India coach Rahul Dravid said on Monday there was more to dismissing Australia's David Warner in this week's World Test Championship (WTC) final than employing the tactics England's Stuart Broad used so successfully during the 2019 Ashes.
Warner has been one of the outstanding opening batsmen of his generation, with the 36-year-old having scored 8,158 runs at an average of 45.57, including 25 hundreds, in 103 Tests.
But he heads into the WTC final and ensuing five-match Ashes series with one century in his past 32 innings and a mediocre record in England.
During the 2-2 drawn Ashes series in England four years ago, he averaged under 10 and seven times fell victim to Broad, mainly bowling from around the wicket to the left-hander.
"He (Warner) is a class player. It's not as simple as just turning up and bowling round the wicket and getting him out," Dravid told reporters at the Oval ahead of the showdown, which begins on Wednesday.
"He wouldn't have played a hundred times if it was that simple."
The former India batsman added: "There's nowhere to hide any more, everyone has very similar information about each other. It's just how you counter that.

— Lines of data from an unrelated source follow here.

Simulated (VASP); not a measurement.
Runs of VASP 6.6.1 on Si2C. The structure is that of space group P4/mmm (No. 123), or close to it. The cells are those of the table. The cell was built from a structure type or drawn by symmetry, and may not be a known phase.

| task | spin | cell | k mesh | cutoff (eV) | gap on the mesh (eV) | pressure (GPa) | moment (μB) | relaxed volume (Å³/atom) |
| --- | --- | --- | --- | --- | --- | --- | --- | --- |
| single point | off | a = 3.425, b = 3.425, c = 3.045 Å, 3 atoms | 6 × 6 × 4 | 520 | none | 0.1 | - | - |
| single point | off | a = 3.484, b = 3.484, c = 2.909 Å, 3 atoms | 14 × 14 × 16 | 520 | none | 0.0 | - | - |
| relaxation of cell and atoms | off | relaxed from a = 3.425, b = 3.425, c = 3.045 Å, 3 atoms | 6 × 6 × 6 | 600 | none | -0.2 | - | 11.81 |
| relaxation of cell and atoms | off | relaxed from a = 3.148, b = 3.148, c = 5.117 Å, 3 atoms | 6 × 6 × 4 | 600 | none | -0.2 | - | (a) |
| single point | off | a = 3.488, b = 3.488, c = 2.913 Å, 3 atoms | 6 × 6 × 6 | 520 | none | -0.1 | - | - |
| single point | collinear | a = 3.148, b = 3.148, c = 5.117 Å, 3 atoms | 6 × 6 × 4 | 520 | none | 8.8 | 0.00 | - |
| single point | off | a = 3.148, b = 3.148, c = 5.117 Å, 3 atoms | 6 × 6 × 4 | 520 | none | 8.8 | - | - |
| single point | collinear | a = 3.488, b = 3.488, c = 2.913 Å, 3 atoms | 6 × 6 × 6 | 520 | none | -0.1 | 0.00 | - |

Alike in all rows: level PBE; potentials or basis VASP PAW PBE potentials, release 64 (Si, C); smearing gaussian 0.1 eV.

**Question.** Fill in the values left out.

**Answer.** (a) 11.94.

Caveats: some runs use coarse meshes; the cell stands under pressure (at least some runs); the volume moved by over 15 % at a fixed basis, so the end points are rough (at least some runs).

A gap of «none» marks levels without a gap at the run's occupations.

"Every batsman will have areas they're strong at and areas that are not probably their strengths, and David has been very successful.
"We know it's a very important wicket to get early on."
This is just the second WTC final with India having been beaten by New Zealand in the inaugural 2021 showpiece in Southampton.
Australia and India qualified by coming first and second in the standings at the end of a two-year Test cycle.
Dravid added: "It's been two years of hard work to get here. It's something you aspire to be in the top two teams so you get an opportunity to play this game."
But this year's final takes place against a backdrop of growing concern for the future of Test cricket.
The booming popularity of the Indian Premier League has sparked the growth of a series of franchise Twenty20 competitions around the world, crowding out room in the calendar for the five-day game in many nations.
"Every time you play for your country you always want to win, but I really hope it (the WTC) will encourage a lot more teams to potentially play a lot more Test cricket," said Dravid, a veteran of 164 Tests.
"I know it's complicated, there are reasons why that's probably not happening in terms of time and finances, but personally at least I'd like to see a lot more Test cricket being played."